Banan Peze - Fried plantains


1/2 cup vegetable oil or corn oil

2 medium sized green plantains, peeled

1 tablespoon seasoning salt

1 tablespoon vinegar

1/2 cup water


1. In a 12" skillet, heat oil over moderate heat until light haze forms.

2. Slice the plantains crosswise into 1/2" thick slices. (About 5 pieces each).

3. In a small bowl, add remaining ingredients and set aside.

4. Add as many slices as you can, without crowding and brown about 2 minutes on each side.

5. As they crown, transfer them to paper towels to drain.

6. On a chopping board, using a broad solid (not slotted) spatula or you can use your palm with paper towels or buy a tostonera(a plantain smasher); press each slice into a flat round about 1/4" thick and 2" wide in diameter.

7. Soak flattened plaintains in water mixture and place in oil on medium heat.

8. Heat the oil and fry the rounds again for about 1 minute on each side, until crispy and golden brown.

9. Drain on paper towels.

10. Season with salt and serve.

recipe source

Diri ak Pwa

Red beans and rice


1/4 cup butter

1 onion, finely chopped

1 bell pepper, finely chopped

3 garlic cloves, minced

1/2 cup tomato sauce

2 cups red kidney beans, cooked (canned okay, drain first)

1 teaspoon thyme

2 teaspoons oregano

1 bay leaf

1 cup long-grain white rice

1 3/4 cups water (or stock)

scotch bonnet pepper (or Tabasco chipotle sauce to taste)


1. Heat the butter in a large saucepan over medium heat. Add the onion and bell pepper; sauté until the onion is translucent. Add the garlic and sauté for another 1-2 minutes. Add tomato sauce, beans, herbs, and scotch bonnet (if using). Simmer for 5-10 minutes to meld flavors.

2. Stir in the rice, stock or water, and salt and pepper to taste. Bring to a boil, then reduce heat to low, cover tightly and simmer for 15-18 minutes.

3. Remove from heat and let set covered for another 5-10 minutes. Then stir lightly with a fork and serve.

recipe source

Haitian Potato Salad


4 potatoes, peeled and cubed

1 carrot, peeled and minced

2 1/4 teaspoons salt

1 small beet

2 eggs

1/2 cup sweet peas

1/2 onion, minced

1/3 cup red bell pepper diced

1/3 cup red bell pepper diced

2 tablespoons mayonnaise

1/4 teaspoon black pepper


1. Boil potatoes and carrot in water with 1 teaspoon salt for 10 minutes or until tender.
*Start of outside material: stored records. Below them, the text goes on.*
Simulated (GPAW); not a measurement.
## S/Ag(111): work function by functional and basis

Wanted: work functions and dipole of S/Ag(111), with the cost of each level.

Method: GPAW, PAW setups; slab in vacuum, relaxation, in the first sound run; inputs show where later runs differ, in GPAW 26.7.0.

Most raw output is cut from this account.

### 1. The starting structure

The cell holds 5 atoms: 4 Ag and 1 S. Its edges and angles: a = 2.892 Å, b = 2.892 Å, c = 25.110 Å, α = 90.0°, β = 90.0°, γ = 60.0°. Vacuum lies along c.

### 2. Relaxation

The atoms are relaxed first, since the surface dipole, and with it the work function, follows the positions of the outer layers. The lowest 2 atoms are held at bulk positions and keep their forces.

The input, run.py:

2. Boil beet separately in water with 1 teaspoon salt until tender, then peel and mince.Boil eggs separately in water with 1/4 teaspoon salt until hard.

3. In a bowl, place cubed potatoes, minced beet, sweet peas, carrots, onion, red and green bell peppers and mix with mayonnaise. Add black pepper.

recipe source


Haitian spicy pickled vegetables

Every Haitian home has a jar of pikliz on hand. Cabbage, carrots, chiles and other vegetables are soaked in vinegar to make a relish similar to American chow-chow or Italian giardiniera. The crunchy salad is served as a side dish at Haitian meals. Flavored vinegar from pikliz is often used in marinades or to give dishes a spicy-sour punch.


1/2 head Cabbage, shredded

2 Carrots, peeled and chopped into small pieces or grated

1 Onion, thinly sliced

2-6 Scotch bonnet peppers

4-6 Garlic cloves

2 t Salt

8-10 Peppercorns

3 cups White or cane vinegar


1. Add all of the ingredients to a large bowl and toss well to mix. Place all of the vegetables into a clean 2-quart glass jar. Pour in enough vinegar to cover the vegetables, tamping them down to remove any air bubbles.

2. Store the pikliz in the refrigerator for at least 24 hours before serving. It will keep in the refrigerator for a month or two.

recipe source

Haitian Cake


2 sticks of butter

2 cups of flour

1 cup of sugar

5 eggs, at room temperature

1 tsp baking powder

Pinch of salt

1 tbsp of vanilla extract

3/4 cup milk (boil a cup of milk with several sticks of cinnamon and let reduce to 3/4 cup, and let cool, and discard the cinnamon sticks)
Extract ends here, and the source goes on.